Symbolic approximate arithmetic performance refers to the ability to provide an approximate answer rather than an exact one (Gilmore et al., 2007; McNeil et al., 2011; Xenidou-Dervou et al., 2015). This ability plays an important role in mathematical learning (Xenidou-Dervou et al., 2013). This importance has begun to receive recognition by educational authorities. For example, symbolic approximate arithmetic performance is listed as an important part of mathematical learning by The National Council of Supervisors of Mathematics and the National Council of Teachers of Mathematics in the United States (1989), as well as by the Ministry of Education in Japan (1989). Understanding cognitive mechanisms underlying symbolic approximate arithmetic performance will help with the designing of curricula that develop symbolic approximate arithmetic skills.

Recent research has begun to provide insights into these mechanisms. Research has suggested that, unlike exact arithmetic ability, symbolic approximate arithmetic performance may not be influenced by culture (Reys and Yang, 1998), language, or education (Spelke and Tsivkin, 2001; Nys et al., 2013). For example, recent research has found that preschool children can solve symbolic approximate arithmetic problems with large numbers, even if they cannot provide exact answers (Gilmore et al., 2007; McNeil et al., 2011; Xenidou-Dervou et al., 2015).

Two types of tasks have typically been used to assess basic numerical magnitude processing: the number magnitude comparison task, primarily tapping into number semantic processing (Pinel et al., 2001; Rousselle and Noël, 2007; Holloway and Ansari, 2009; see De Smedt et al., 2013, for a review) and the number line estimation task, primarily tapping into spatial number processing (Dehaene et al., 2003; Hubbard et al., 2005; Siegler and Ramani, 2008; Berteletti et al., 2012; see Moeller et al., 2015, for a review). These abilities are commonly referred to in the literature as number sense, although recent research suggests that it is a highly heterogeneous concept (e.g., Berch, 2005; Halberda et al., 2008; Tosto et al., 2017; see Cohen Kadosh et al., 2008; De Smedt et al., 2013, for reviews).

Number semantic processing and number spatial processing are both correlated with exact arithmetic processing. For example, correlations between exact arithmetic processing and number semantic processing have been found in typically developing children (Durand et al., 2005; Bartelet et al., 2014; Vanbinst et al., 2015), in children with developmental dyscalculia (Landerl et al., 2004; Mussolin et al., 2010), as well as in training studies (Wilson et al., 2006, 2009). Similarly, correlations between exact arithmetic processing and number spatial processing have been shown in typically developing children (Booth and Siegler, 2008; Laski and Yu, 2014), as well as in training studies (Siegler and Ramani, 2008; Kucian et al., 2011).

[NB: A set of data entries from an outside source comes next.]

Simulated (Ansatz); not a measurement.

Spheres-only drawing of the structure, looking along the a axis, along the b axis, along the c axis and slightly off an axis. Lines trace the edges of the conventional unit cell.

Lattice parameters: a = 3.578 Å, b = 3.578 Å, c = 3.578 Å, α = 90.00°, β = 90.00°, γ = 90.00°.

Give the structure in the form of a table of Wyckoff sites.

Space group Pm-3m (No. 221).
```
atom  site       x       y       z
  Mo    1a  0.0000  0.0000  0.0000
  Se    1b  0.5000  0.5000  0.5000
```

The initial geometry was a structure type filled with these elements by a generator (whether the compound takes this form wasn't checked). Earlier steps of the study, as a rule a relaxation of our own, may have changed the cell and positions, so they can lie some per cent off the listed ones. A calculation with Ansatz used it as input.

It is possible that number semantic processing and number spatial processing may relate to arithmetic abilities through a common mechanism. For example, Laski and Siegler (2007) examined the performance on number line estimation and number comparison tasks in 5–8-year-old children and observed strong associations between the two tasks within each grade. However, other studies suggest that the two abilities influence arithmetic performance through different mechanisms, as the two are at least partially independent. For example, Sasanguie and Reynvoet (2013) found that children in grades 1–3 who were faster at comparing numbers performed better on a timed arithmetic test 1 year later. In contrast, no significant associations were found between performance on symbolic number line estimation task and a timed arithmetic test. Recent data provided by Linsen et al. (2014) further showed significant associations between number processing (including number comparison and number line estimation tasks) and the more specific mathematical skill of mental subtraction. In their study, the association between number comparison and mental subtraction remained after controlling for the number line estimation, whereas the association between number line estimation and mental subtraction disappeared after controlling for the number comparison task.

Both number magnitude comparison ability (Gilmore et al., 2007) and number line estimation ability (Gunderson et al., 2012) have been found to be associated with children’s performance on symbolic approximate arithmetic tasks. However, most previous studies have examined only one of these basic numerical processing tasks at a time, which makes it difficult to evaluate the extent to which they differentially predict symbolic approximate arithmetic performance.

It is necessary to involve two number magnitude processing tasks in one study to investigate their differential influence on symbolic approximate arithmetic performance. We put forward our first hypothesis, “Number semantic processing and spatial processing are significantly correlated with the performance of symbolic approximate arithmetic tasks.”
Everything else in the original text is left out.